I am glad you continue to pursue this train of thought, but after spending most of my adult life studying progress, I am not following you. I can certainly see why the rate of progress and productivity might be expected to decrease with a smaller and older population, but I think it is jump to suggest it will stop, let alone drop.

The essential constricted source is new ideas. Here, historically, a tiny percent of people in a small share of nations have done all the heavy lifting. As the population drops, all that is needed is to make sure some people in some places continue to be rewarded for knowledge creation, innovation and entrepreneurial experimentation. I think this is very likely to be the case, and the total number of innovators in a century will be greater than it is even today, but certainly more than most of the 19th and 20th centuries which saw rapid growth.

What factors contribute to the rate of progress:

1) The population

2) The percent of the population capable of innovation (intelligence, specialization, education, freedom)
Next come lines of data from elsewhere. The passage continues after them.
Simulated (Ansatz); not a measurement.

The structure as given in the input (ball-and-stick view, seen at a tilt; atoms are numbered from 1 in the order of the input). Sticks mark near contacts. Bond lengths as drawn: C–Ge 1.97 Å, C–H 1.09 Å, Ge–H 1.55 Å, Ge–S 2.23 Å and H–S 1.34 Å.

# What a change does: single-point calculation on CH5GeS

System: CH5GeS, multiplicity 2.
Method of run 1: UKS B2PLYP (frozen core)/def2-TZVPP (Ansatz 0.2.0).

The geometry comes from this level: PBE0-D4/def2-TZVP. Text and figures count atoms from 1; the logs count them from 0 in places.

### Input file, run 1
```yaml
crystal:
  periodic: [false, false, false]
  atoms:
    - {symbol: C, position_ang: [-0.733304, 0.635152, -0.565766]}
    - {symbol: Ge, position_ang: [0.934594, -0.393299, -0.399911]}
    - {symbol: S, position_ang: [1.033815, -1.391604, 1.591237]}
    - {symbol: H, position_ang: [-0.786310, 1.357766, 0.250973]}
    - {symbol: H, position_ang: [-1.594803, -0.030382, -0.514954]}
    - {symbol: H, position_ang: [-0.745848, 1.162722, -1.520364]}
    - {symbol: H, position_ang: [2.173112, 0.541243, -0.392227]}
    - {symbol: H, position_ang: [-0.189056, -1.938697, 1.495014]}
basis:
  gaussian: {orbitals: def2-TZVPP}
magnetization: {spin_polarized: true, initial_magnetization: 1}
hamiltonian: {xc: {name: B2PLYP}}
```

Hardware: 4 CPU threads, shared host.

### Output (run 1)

3) The rate of innovation based upon institutions and technologies to discover, test and select good from bad

4) The ability of ideas to propagate and spread once discovered (communication and transportation)

5) The ability of the population to work together and compete constructively to solve problems and NOT create problems for each other (positive vs negative sum)

6) The availability of cheap energy to drive the above

If I understand your position, you are focusing on #1. I think the others are just as, or more important, and these are not necessarily getting worse, and will quite possibly get better. Some (#3,4 and 6?) may get incomparably better. With smart AI and fusion, our problem is more likely to be excessive speed of change, not stagnation.